Sunday, March 27, 2011

Evacuation: Prelude

You know the end of the story – we made it out. If we had known the ending, it might have been easier to go through.

We started watching the news intently as our neighboring countries experienced political turmoil. It was interesting and concerning to watch these episodes develop, and yet we did not believe similar events would unfold in our country. There, the control and fear has been so absolute that we did not think the populous would dare move. There were announcements of a planned protest, but in a place where pre-planning is underutilized, we wondered who was calling for the demonstration doubted many would actually take to the streets. In the event that anything would take place, our school planned to call a day of “routine maintenance” on the day of the demonstration. We didn’t drive downtown that weekend. However, all was quiet, and school continued as normal.

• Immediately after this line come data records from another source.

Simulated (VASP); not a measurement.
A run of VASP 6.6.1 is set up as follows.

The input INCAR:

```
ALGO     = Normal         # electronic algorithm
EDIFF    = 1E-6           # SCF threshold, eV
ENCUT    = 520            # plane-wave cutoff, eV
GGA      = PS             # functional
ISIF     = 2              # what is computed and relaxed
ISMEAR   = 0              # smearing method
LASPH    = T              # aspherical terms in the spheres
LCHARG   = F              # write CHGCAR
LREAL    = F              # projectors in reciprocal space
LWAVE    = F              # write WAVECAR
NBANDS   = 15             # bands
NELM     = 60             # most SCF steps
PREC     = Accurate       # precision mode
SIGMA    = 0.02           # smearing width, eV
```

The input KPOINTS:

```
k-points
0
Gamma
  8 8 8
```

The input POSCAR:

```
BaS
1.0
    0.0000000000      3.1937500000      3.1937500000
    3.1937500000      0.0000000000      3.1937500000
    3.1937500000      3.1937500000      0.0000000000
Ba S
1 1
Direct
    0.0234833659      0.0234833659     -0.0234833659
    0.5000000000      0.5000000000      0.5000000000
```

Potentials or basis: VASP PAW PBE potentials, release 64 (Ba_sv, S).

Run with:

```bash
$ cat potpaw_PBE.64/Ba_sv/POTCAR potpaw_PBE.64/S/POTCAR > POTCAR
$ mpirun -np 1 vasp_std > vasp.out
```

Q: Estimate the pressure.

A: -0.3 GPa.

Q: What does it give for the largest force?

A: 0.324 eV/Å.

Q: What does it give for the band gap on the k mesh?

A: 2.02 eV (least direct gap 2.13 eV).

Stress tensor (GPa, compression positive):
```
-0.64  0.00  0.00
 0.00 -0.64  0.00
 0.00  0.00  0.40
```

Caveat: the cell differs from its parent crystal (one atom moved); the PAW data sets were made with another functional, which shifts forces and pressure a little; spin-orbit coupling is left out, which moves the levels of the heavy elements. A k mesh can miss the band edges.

But then there was movement in the east of our country. This was surprising, but it is still leagues away across the desert from our home in the capital. We still didn’t think much would happen in our neck of the woods.

Looking back, there were signs to the contrary: the children of highly placed families disappeared from school; announcements came promising lower food prices and free housing. Our embassy, though, was not acknowledging publicly the portents. The annual citizen’s meeting happened to fall about a week before the excitement began. We listened to the bureaucratic announcements about passports, visas and voting, but the open question time revealed what we all wanted to know: what were the official evacuation plans, just in case? The pc response was, “It is highly, highly unlikely that there would be a need for an evacuation.” However, they had just realized from Egypt’s experience that they could not count on communicating with us via mobile or internet (we were never counting on that), and they acknowledged that they were considering reinstating the old-fashioned warden system. This was not very heartening. After questions and follow-up questions they said that if we were ever in danger we could always head to the embassy (which means driving right downtown for us – an impossibility if events became heated), or head to the airport where at the least there would be an embassy representative with a high visibility jacket and megaphone looking for citizens. As events developed, we would come to rely on this, the only concrete hope for help they gave.

Publicly, the Embassies and our school were saying everything was fine, and to borrow the British phrase, advised us to “Keep calm and carry on.” As an emergency measure, we are always prepared with enough food and water to last a week. Now we tripled our stocks.

Over the week tensions grew and rumors of activity in the capital began, and we were reluctant to drive further than our local shops. We were told to be off the roads from 5pm until morning light. I became intent on restocking the rations we consumed while we still could. We refilled our oven’s gas canister, topped up the car with petrol and our phones with calling credit, and tried to keep our clothes and dishes washed in case the electricity would be cut off. Our usually quiet line of shops became frenetic with others doing the same. The first amenity to run out was phone cards. The only system available is pay-as-you-go. We were calling to check on friends, trying to get information about events around the city and attempting to get our affairs in order – all over the phone. We realized we needed more credit too late, and the stock was gone. We began limiting our phone usage.